I chose to collect data from the fantasy section of the Gutenberg website for my metadata analysis. I didn’t find it too hard when selecting my eight pieces and converting them into a plain text style, but when it got to the part about organizing the information into Excel, it got a bit trickier. I wouldn’t say it was hard, but it was tedious and took me a good hour by going back and forth with checking data, names, and dates. I think a big challenge for researchers would be making sure that their information came from the Public Domain and not from a private copyright source. They would need to make sure that their sources were available to use.

To my understanding, literary data means the data that is the core of the text (what’s there to inform the reader). My meaning here is that the core text is the most important information: information of the author, information of the titles, background information, etc. These aspects of literary data are important as a whole because it gives textual evidence to the text. Jockers’s piece on Macroanalysis goes into explaining about how graphs and charts can help readers grasp onto textual evidence and see the important information of a text or the “meat” of the text if you will.

Mahlberg’s Corpus Linguistics and the Study of Nineteenth Century Literature gives use a good understanding of what a corpus is and how to use it. A corpus is a collection of texts that show a pattern when placed together and also a series of literary data. Mahlberg states, “Corpus software is used to quantify linguistic phenomena and display data so that the researcher can investigate linguistic patterns” (Mahlberg 292). There is a certain pattern that the researcher needs to follow when collecting literary data. For example, the data needs to come from the Public Domain and would be made simpler if the texts were of the same genre and branch of text (meaning fiction, non-fiction, etc.). We created a corpus of a specific branch of texts under the fiction section and collected from a genre that interested us.

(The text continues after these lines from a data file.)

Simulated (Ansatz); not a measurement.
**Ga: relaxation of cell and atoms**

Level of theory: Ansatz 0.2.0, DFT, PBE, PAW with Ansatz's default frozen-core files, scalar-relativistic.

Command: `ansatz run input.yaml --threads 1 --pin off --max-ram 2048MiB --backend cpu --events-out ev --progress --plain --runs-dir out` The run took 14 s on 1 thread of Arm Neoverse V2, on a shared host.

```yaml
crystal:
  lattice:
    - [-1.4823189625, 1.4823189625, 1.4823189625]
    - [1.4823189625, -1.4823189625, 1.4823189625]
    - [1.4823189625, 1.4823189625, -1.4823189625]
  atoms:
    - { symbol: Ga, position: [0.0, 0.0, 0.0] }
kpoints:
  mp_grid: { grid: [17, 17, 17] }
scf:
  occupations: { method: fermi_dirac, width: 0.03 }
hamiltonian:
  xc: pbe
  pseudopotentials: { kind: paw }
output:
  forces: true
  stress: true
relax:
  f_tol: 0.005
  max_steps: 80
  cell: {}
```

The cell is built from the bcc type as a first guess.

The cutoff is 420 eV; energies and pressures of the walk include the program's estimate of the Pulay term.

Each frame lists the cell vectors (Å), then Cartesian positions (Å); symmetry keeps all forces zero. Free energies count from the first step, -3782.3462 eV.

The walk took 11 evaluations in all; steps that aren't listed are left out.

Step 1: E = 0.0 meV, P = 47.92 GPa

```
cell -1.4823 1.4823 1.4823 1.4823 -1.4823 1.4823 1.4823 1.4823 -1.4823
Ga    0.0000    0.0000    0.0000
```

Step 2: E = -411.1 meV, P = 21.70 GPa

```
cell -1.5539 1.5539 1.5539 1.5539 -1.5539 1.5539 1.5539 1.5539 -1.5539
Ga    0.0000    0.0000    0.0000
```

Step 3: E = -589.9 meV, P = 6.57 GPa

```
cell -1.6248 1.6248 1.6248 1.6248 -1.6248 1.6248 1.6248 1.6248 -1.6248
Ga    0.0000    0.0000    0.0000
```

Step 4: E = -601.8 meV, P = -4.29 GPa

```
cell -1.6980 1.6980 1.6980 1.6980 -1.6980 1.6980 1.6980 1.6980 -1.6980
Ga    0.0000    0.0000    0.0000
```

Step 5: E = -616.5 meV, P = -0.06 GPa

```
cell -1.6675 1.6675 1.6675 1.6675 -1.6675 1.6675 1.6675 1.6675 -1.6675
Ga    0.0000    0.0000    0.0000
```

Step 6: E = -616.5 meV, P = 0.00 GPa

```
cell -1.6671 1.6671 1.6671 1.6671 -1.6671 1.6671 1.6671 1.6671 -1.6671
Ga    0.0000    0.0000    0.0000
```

I think the process of literary data is about collecting the important information from a text that is there to inform the readers about the text such as author names and titles. Jockers tells us that the important information is at the center of a text or what is most important to the text as a whole (what informs us). “For this, research, I have found it useful to visualize the topic-word distributions as word clouds. This has the effect of accentuating those words that are most central to the topic while pushing the related but less central words to the periphery of the visualization” (Jockers 130). The important words to a text are solely important to that specific text and can be used to connect to other texts through literary data collecting.

I always thought that literary data was easy to get to because of the Internet and how it gives you access immediately to information such as the certain requirements we used to collect our data. I myself had to use a search engine to find dates of publication and nationalities to some of the pieces for excel. It was fast and it was easy and I would often get a little biography on the author with every search too.

Honestly, I learned a lot from this lab. I didn’t know the tedious process that collecting literary data and translating them into plain text could offer. The amount of steps with the Excel process was also a learning experience as it took most of my time to place my texts in order, but in the end it was a rewarding feeling to see that hard work put into an orderly fashion of collected data.